I hope someone at Apple looks at this photo of their dumb monitor on top of blocks of wood at this standing desk, I have the same problem with mine (it’s on top of books). Perhaps this is one reason they got out of the monitor business. The image is from Texas A&M’s Vital Record newsletter, where they have been doing serious research into standing desks. They previously found that having a stand-capable workstation significantly increased productivity:

The researchers examined the productivity differences between two groups of call center employees over the course of six months and found that those with stand-capable workstations—those in which the worker could raise or lower the desk to stand or sit as they wished throughout the day—were about 46 percent more productive than those with traditional, seated desk configurations.

They also found that people who had stand-capable desks sat for 1.6 hours less per day than those who were seated all the time. This confirms earlier research we covered way back at the beginning of the standing desk craze, which noted that people who have “stand-capable workstations” that move between sitting and standing tend to sit more than they stand.

In their latest work, researchers are trying to encourage users to change it up a little more often, as they design software to have the desk join the Internet of Things.

One challenge with stand-capable desks is that people forget to change positions when they become involved in a task. Therefore, Mark Benden, PhD, CPE, associate professor at the Texas A&M School of Public Health, director of the Texas A&M Ergonomics Center and member of the Center for Remote Health Technologies and Systems, and one of his doctoral students have tested the use of a computer prompt to remind people to stand at various times throughout the day.

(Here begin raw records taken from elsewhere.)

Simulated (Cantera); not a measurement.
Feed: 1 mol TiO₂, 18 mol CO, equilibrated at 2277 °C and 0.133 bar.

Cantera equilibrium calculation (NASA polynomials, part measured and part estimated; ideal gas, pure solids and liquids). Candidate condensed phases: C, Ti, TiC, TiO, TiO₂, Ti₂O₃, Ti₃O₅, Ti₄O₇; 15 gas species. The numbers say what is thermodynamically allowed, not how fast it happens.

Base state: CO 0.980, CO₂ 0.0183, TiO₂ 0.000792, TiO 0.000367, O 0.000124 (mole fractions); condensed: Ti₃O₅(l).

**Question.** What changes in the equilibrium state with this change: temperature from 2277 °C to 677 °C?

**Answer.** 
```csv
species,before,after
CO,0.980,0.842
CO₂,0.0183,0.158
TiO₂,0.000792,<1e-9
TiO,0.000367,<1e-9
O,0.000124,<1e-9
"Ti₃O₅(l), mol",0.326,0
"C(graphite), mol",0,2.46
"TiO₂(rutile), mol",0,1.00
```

“We are testing to see if we can break up those long periods of sedentary time during the day,” Benden said. “We think technology might be good at encouraging behavior we want.”

They have connected the powered desk to a computer program, so a notification pops up when it is time to move and a click of the mouse will raise or lower the desk. “Yes, lower—sometimes people become so used to standing that they forget to take sitting breaks, and that’s not healthy for long periods either.”

They are getting really nosy too: “The software can determine whether the people are actually at their desks as well as very nuanced metrics of their computer usage, from number of words typed per minute and mouse clicks to where their eyes go on the screen.” Hmmm.

“We know that being inactive for long periods of time is bad for you,” Benden said, “and this is an example of technology actually affecting the very furniture to prompt behavioral change and make good choices that over many years add up to good outcomes.”

© Herman Miller

But will this actually work? After six years at a fixed standing desk not dissimilar from the one in the photo, I am pretty much convinced that Bob Propst of Herman Miller was right back in 1968 when he wrote:

Man’s physical machine has evolved to do many things well but no single thing continuously…Proportioning some of our work to standup work stations would do more than anything else to overcome sedentary decline. The office can be a kinetic, active, alert vigorous environment.

His approach was to have people move from one piece of furniture to another depending on what they are doing. Now that almost everyone works on notebook computers with wireless connections, that is pretty easy to do. And I suspect that unless Dr. Benden’s app actually raises the desk instead of just reminding people, that many will just keep sitting.